If you take all of China’s environmental problems in total, you come to the conclusion that they are fouling their nest to such a degree that they can no longer support a large percentage of their population which is “still growing at an absolute rate of some 10 million additional inhabitants per year, despite its government’s efforts to stabilize it, through its one child per couple policy.” This simple fact would lead one to think that China’s one-child policy would be enforced even more harshly, especially in a cratering world economy. Yesterday I saw a gruesome news story on MSNBC which supports that assertion:
… She was blindfolded, thrown on a bed, and forced to sign a document that she couldn’t read with the blindfold still on her eyes. Then two shots were injected into her belly. Thirty hours later, on the morning June 4, she gave birth to a dead baby girl.
Feng is one of the many Chinese women who have been forced to have abortions under China’s strict one-child-only policy started in late 1970s to contain the country’s fast growing population, which has now topped 1.3 billion people….
The combination of enormous environmental degradation, the one-child policy, and rampant economic growth have all factored into forcing China to export its population to foreign lands, namely Africa, in order to deal with the crisis of environmental overshoot. The following article from the Asia Times is drawn from the report “300,000,000 Million Reasons: What China Really Wants In Africa” by Cedric Muhammad, CEO of Africa PreBrief.
While a cottage industry of “China-in-Africa” experts has emerged over the past five years, on balance their explanations of why a magnetic like pull exists between the two continents is unsatisfactory. Certainly no one denies an array of state-to-state economic and geopolitical incentives recognized by both sides. After all, the simplified resources-for-infrastructure win-win is rather obvious.
Yet and still neither of those benefits – Africa’s gain of badly needed dams, roads, pipelines and bridges and China’s receipt of desperately needed oil and minerals – is as compelling as the widely rumored and highly plausible determination that China’s mainland can only sustain 700 million persons. Therefore at least 300 million to 500 million of its current 1.2 billion population must go elsewhere. The “elsewhere” is Africa if we are to believe French authors Serge Michel and Michel Beuret, who quote an anonymous Chinese scientist in their book China Safari.
I am among those who accept the only 700 million can stay/300 million must leave hypothesis, but I find the explanation for this sorely inadequate. The reason provided for the necessary exodus of 300 million out of China is environmental degradation and in particular water scarcity – so many rivers have been polluted in China that the resource no longer exists in ample supply to satisfy the needs of a desperate Chinese population.

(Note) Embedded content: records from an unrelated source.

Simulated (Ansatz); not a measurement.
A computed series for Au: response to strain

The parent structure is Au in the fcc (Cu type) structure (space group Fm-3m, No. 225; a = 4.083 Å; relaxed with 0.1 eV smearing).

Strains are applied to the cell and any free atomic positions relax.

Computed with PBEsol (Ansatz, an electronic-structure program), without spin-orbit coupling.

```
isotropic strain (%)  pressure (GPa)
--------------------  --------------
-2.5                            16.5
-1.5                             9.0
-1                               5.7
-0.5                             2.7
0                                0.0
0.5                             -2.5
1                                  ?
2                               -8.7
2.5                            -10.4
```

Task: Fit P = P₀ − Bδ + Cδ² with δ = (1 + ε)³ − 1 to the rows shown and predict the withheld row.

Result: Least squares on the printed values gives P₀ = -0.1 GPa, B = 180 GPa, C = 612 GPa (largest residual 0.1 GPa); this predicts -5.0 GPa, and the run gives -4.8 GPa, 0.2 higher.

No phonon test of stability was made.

While lack of water is certainly a major issue (see California; Syria-Turkey; and Darfur disputes for proof) the Earth is still a very large place. Why Africa would be the destination of choice for hundreds of millions of persons fleeing a country plagued by simultaneous drought and flood, is not answered by the environmental degradation theory.
As serious as China’s population pressures and environmental woes are, there must still be a more compelling internal and external force driving individuals out of China. There must exist an irresistible motivation shaped by circumstance that draws and drives an enormous mass of Chinese into Africa.
We believe that force can be found coming from an unsuspecting source – the Chinese “one-child” policy.
Though Mao Zedong did state that “revolution plus production can solve the problem of feeding the population” and thought that China’s large population was more asset than liability, that thinking was replaced by efforts at social engineering that the Chinese government now credits with preventing 400 million births, thus keeping the Chinese population from otherwise reaching a level of 1.7 million today.
But people don’t neatly fit into the cardinal or ordinal nature of numbers, nor does their dynamism accept the rigid confines of static public policy. There have been real and unpredictable consequences on the thinking of generations of Chinese families and children living under these regulations – consequences that are now spilling over into Africa.
The pattern of history shows that people vote with their feet as much as they do by ballot and there are many illustrative examples which shed light on the Chinese “one-child” experience. One of the best available is the analogy painted by McGill University professor and economist Reuven Brenner, who years ago likened the experience of Jews living in Europe with what Chinese endure today, writing in an article “China: A Neurotic Prosperity”:
“What can be the point of reference to predict consequences of China’s current childbearing pattern, adjusted over the last decades to one-kid or you’re-out-of-your-apartment policy? To make any reliable analyses, one needs at least two points, so as to draw a straight line as a first approximation.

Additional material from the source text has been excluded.